All it takes is a single concept – something you’ve not thought or heard before.  Take note – this is a delicate and crucial time in the clockwork of your escape!  Do not let that concept simply fade away as you are distracted by the next mind-numbing diversion that drifts upon you from the mill of collective mundanity.  Nurture that embryonic thought, feed it with research and water it with conjecture.  Allow it to place roots in your mind, so strong that it will not be scoured from your consciousness by the next brisk breeze of life.  Grow it stout and tall until it bears fruit.  And as it expands, it will poke out through one of the cracks in your cage and you will find that your tale has begun to grow again.

But tales are not self-sustaining, they must be exercised regularly if they are to become and remain the rudder of your life course.  This can only be accomplished by putting them into action – wagging your thoughts.  And you do this just as when you were a child – you run excitedly to your loved ones and friends to tell them of your wonderful new experience or discovery.

You can do this in fiction.  You can do it in fact.  You can do it in music or pictures or words.  You will find that it quickly burns within you – an intensity of life you had either forgotten or perhaps not ever experienced.  And the more your engage it, the more brightly it shines, as do you.

And finally, when you are a self-starting engine of creativity, when life has become both raw and meaningful again, perhaps you will take a moment to cast a life line to another who is still not wholly beyond hope.  A life line such as this article I’m throwing to you.  But, for the love of God, don’t just post a link to this or simply “like” it without any original comments of your own, or you may be truly lost and doomed to remain one of the Drudge People forever….

Melanie Anne Phillips

How Can You Teach Writing When You Speak In Jargon?

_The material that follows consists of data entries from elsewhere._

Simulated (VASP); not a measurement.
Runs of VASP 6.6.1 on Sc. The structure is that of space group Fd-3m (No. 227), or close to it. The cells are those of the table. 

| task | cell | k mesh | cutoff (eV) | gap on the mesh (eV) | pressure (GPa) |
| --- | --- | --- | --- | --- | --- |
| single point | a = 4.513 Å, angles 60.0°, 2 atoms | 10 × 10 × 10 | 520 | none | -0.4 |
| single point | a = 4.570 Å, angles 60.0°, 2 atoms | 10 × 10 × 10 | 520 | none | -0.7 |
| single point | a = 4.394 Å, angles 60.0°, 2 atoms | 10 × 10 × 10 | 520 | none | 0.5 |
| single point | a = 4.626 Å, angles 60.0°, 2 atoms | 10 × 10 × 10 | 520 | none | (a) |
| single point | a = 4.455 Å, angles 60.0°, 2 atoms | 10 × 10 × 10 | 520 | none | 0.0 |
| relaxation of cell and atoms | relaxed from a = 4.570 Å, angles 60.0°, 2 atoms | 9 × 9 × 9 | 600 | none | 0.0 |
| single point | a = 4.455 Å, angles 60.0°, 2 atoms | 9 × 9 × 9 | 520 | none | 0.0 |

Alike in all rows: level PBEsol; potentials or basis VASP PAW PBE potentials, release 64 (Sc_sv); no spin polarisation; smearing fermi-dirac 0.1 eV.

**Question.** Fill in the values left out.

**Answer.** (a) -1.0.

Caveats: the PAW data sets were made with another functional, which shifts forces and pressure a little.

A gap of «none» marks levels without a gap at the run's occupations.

I recently received the following note as a response to the writing tips newsletter I publish:

How do you think you going to learn how to be a teacher when you talk in jargon?

What is structure?
What is a protagonist?
What is Narrative?
What is a Log line?
What is truth when none exist?

We live in a world where truth is what every Malcolm Turnbulll says it is.

Regards, Len

My response:

Well, I’ll tell you, Len. Here’s how I have managed to teach for the last 25 years. First, I don’t try to put everything I know into one single article. In fact, I have an article called “What is Narrative” and one called “What is structure” and one called “What is a protagonist” and a whole series of articles on truth (both capital “T” and small “t,” ranging from David Hume’s definition through the Tao.

And also, one cannot always write for beginners and define everything nor can one always write for advanced students and define nothing. Since both levels of experience are present in the 16,000 folks who follow my newsletter, I try to include articles over the whole range of levels, if not in every newsletter, at least over the span of a few issues.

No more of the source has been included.